MASS FOR DECEASED CARDINALS AND BISHOPS OF THE PAST YEAR
HOMILY OF HIS HOLINESS BENEDICT XVI
Saint Peter's Basilica
The month of November draws its special spiritual tone from the two days with
which it opens: the Solemnity of All Saints and the Commemoration of all the
faithful departed. The mystery of the communion of saints illumines this month
and the whole of the last part of the liturgical year in particular, directing
our meditation to the earthly destiny of man in the light of Christ's Pasch.
The great family of the Church finds in these days a time of grace and lives them, in accordance with her vocation, gathered closely around the Lord in prayer and offering his redeeming Sacrifice for the repose of the deceased faithful. Today, we offer it especially for the Cardinals and Bishops who have departed from us in this past year.
For a long time I was a member of the College of Cardinals, of which I was Dean for two and a half years. I therefore feel particularly attached to this special community over which I also had the honour to preside during the unforgettable days that followed the departure of the beloved Pope John Paul II.
Among the other shining examples he left us, his most precious is that of prayer, and at this time we are also piecing together his spiritual heritage, aware that his intercession continues even more intensely from Heaven.
In the past 12 months, five venerable Brother Cardinals have passed to "the other bank": Juan Carlos Aramburu, Jan Pieter Schotte, Corrado Bafile, Jaime Sin and, less than a month ago, Giuseppe Caprio. Today, together with their souls, let us entrust to the Lord the souls of the Archbishops and Bishops who have ended their earthly lives in the same period. Together, let us raise our prayers for each one of them, in the light of God's words to us in this Liturgy.
The passage from the Book of Sirach contains first of all an exhortation to constancy in trial, hence, an invitation to trust in God. To men and women who are passing through the vicissitudes of life, Wisdom recommends: "Cling to him [the Lord], forsake him not; thus will your future be great" (Sir 2: 3).

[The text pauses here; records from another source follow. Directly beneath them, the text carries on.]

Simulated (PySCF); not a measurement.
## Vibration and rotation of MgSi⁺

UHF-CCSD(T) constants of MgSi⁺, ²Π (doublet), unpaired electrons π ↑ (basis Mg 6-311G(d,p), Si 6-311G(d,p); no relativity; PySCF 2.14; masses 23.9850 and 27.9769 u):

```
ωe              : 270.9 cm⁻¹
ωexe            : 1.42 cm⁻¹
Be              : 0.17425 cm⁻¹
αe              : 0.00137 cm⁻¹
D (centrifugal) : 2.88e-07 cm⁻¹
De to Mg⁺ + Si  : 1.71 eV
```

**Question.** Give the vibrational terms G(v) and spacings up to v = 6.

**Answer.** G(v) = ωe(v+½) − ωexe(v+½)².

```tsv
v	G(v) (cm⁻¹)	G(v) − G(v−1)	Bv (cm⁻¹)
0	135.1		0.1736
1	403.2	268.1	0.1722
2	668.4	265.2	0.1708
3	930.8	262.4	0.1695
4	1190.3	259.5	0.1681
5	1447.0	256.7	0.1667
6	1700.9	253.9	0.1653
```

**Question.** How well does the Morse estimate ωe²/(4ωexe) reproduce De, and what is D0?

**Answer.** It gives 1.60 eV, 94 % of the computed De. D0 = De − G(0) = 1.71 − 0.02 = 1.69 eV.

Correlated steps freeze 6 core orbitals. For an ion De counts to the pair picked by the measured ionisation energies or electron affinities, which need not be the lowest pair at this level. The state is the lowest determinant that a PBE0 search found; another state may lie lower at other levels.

Those who place themselves at the Lord's service and spend their lives in the ecclesial ministry are not exempt from trials; on the contrary, the trials are even more insidious, as the experience of the saints shows.
However, living in fear of God sets the heart free from any fear and immerses it into the abyss of his love. "You who fear the Lord, trust him... hope for good things, for lasting joy and mercy" (Sir 2: 8-9).
This invitation to trust is directly linked to the beginning of the passage
of John's Gospel just proclaimed: "Do not let your hearts be troubled", Jesus
said to the Apostles at the Last Supper. "Have faith in God and have faith also
in me" (Jn 14: 1). The human heart, ever restless until it finds a safe landing
place in its wanderings, here at last reaches the solid rock where it can stop
We human beings need a friend, a brother who takes us by the hand and accompanies us to the "Father's house" (Jn 14: 2); we need someone who knows the way well. And God, with his "super-abundant" love for us (cf. Eph 2: 4), sent his Son not only to point it out to us but to become himself "the way" (Jn 14: 6).
"No one comes to the Father but through me" (Jn 14: 6), Jesus says. That "no one" admits no exceptions: indeed, it matches another word that Jesus also said at the Last Supper when, offering the cup, he said: "This is my blood, the blood of the covenant, to be poured out on behalf of many for the forgiveness of sins" (Mt 26: 28).
There are also "many places" in the Father's house, in the sense that with God there is room for "all" (cf. Jn 14: 2). Jesus is the way open to "all"; there are no others. And what seem to be "other" ways, lead to him if they are authentic, or else they do not lead to life. Therefore, in sending his Only-begotten Son, the Father offered humanity a gift that is priceless.
This gift implies a responsibility which is all the greater, the closer the relationship with Jesus is that derives from it. "When much has been given a man", the Lord says, "much will be required of him. More will be asked of a man to whom more has been entrusted" (Lk 12: 48).
For this reason, while we thank God for all the benefits that he has bestowed upon our deceased Brothers, let us offer for them the merits of the passion and death of Christ, so that they may fill the gaps due to human frailty.
The Responsorial Psalm (122) and the second reading (I Jn 3: 1-2) enlarge our hearts with the wonder of hope to which we have been called. The Psalmist makes us sing this Psalm as a hymn to Jerusalem, asking us to imitate in spirit the pilgrims who "go up" to the Holy City and after a long climb, arrive full of joy at its gates: "I rejoiced because they said to me, "We will go up to the house of the Lord'. And now we have set foot within your gates, O Jerusalem" (Ps 122: 1-2).
The Apostle John, in his First Letter, expresses this joy, communicating to us the certainty, full of gratitude, that we have become children of God and at the same time, the expectation of the full manifestation of this reality: "We are God's children now; what we shall later be has not yet come to light... when it comes to light we shall be like him, for we shall see him as he is" (I Jn 3: 2).
Venerable and dear Brothers, with our minds turned to this mystery of salvation, let us offer the divine Eucharist for the Cardinals and Prelates who have recently preceded us in the last journey, to eternal life. Let us invoke the intercession of St Peter and of the Blessed Virgin Mary in order that they welcome them to the Father's house, in the trusting hope that we will one day be able to join them, to enjoy the fullness of life and peace. Amen.